Apple's Ebook Pricing Secret

There have been many articles written about Apple's plans to sell ebooks on the new iPad for around $14.99, which is $5 more than the average Kindle price of $9.99. The New York Times reports that it has uncovered a dirty little secret in Apple's deal with several major book publishers: if a book becomes a bestseller, the book's price may drop to $9.99.
[A]ccording to at least three people with knowledge of the discussions, who spoke anonymously because of the confidentiality of the talks, Apple inserted provisions requiring publishers to discount e-book prices on best sellers -- so that $12.99-to-$14.99 range was merely a ceiling; prices for some titles could be lower, even as low as Amazonís $9.99. Essentially, Apple wants the flexibility to offer lower prices for the hottest books, those on one of the New York Times best-seller lists, which are heavily discounted in bookstores and on rival retail sites. So, for example, a book that started at $14.99 would drop to $12.99 or less once it hit the best-seller lists.

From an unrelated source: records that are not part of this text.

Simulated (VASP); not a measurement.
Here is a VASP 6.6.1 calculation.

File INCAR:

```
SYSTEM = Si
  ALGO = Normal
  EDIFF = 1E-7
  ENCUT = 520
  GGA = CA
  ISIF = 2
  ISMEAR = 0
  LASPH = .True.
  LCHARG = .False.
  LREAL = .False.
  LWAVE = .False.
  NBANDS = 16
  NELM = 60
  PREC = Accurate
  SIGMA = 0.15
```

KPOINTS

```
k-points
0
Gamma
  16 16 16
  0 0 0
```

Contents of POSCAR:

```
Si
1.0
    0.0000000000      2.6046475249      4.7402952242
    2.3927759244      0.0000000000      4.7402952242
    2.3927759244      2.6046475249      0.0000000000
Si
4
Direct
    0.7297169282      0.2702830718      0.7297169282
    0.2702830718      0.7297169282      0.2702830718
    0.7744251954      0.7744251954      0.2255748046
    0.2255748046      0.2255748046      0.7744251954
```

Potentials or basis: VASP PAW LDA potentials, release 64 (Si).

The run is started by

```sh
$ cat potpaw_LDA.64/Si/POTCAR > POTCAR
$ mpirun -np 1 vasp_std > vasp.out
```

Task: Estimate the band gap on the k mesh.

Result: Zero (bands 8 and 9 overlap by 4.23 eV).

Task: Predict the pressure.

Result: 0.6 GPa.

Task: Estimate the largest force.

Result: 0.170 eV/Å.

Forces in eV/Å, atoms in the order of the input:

Moreover, for books where publishers offer comparable hardcover editions at a price below the typical $26, Apple wanted e-book prices to reflect the cheaper hardcover prices. These books might be priced much lower than $12.99, even if they did not hit the best-seller list.
Naturally, Apple refused to comment for the article. But publishers' general unhappiness with the price of ebooks may not be going away with the introduction of the iPad.